I recently had a similar problem where, without obvious reason, one day
mail for a single user started to get 'lost' or truncated. An
investigation revealed that an xfilter command that passed the messages
off to a spam filter also created a log file. Over time this particular
users log file became maxed out and hence the problems. Once the rather
large log file was deleted, operations returned to normal. Perhaps your
observation that this starts a couple of months after a new user is
created points to a similar problem.
Cheers,
Joe
Sam Varshavchik wrote:
darr...@accenture.com writes:
The problem:
It appears that maildrop truncates and drops messages a couple months
after a user account is active. Over the course of one day, messages of
There's absolutely no code in maildrop that would begin to drop
messages a couple of months after a new user account was created.
In fact, maildrop has absolutely no bloody idea when a particular
account was created. That information is simply not available to
maildrop.
[root@cent ~]# rpm -q maildrop
maildrop-1.7.0-1.3
That version of maildrop is over a year old. Even if -- highly
unlikely -- there turns up a problem in that version of maildrop,
after all these years,
nobody would really care about this code, any mode.

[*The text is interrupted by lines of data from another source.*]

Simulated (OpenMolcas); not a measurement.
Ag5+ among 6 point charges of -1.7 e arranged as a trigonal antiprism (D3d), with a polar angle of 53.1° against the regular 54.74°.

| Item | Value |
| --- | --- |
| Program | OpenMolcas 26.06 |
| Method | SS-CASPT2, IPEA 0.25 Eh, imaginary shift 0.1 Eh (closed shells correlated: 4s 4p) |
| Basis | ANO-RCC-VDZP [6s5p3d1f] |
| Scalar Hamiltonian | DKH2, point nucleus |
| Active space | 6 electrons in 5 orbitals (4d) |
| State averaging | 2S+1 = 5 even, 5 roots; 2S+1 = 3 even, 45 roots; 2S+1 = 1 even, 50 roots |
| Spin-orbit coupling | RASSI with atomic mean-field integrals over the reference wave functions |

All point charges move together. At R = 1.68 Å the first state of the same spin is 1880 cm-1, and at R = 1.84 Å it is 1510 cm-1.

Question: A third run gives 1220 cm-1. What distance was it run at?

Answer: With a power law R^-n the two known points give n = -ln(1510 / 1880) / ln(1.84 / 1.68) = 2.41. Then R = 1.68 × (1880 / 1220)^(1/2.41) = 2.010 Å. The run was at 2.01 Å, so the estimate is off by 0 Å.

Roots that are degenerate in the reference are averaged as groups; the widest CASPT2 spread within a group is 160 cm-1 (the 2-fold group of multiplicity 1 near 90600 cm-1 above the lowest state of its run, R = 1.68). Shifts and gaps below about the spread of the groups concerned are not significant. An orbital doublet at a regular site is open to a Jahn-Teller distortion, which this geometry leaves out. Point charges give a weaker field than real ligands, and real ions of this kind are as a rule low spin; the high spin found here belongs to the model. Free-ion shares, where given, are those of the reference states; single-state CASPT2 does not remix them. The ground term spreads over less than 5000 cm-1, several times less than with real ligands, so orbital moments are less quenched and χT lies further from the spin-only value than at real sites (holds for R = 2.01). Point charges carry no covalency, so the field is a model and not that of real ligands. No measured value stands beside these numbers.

Nov 12 14:41:03 cent spamd[2318]: connection from
localhost.localdomain [127.0.0.1] at port 34694
So you have some kind of a spam filter, that you've somehow glued
together with maildrop.
This is the most likely source of your dropped and truncated mail.
There are no known issues in maildrop that would cause lost or
truncated mail. If you use the xfilter command (or an equivalent) to
send mail through an external mail filter, and it loses or corrupts
the mail, there's absolutely nothing that maildrop can do about it.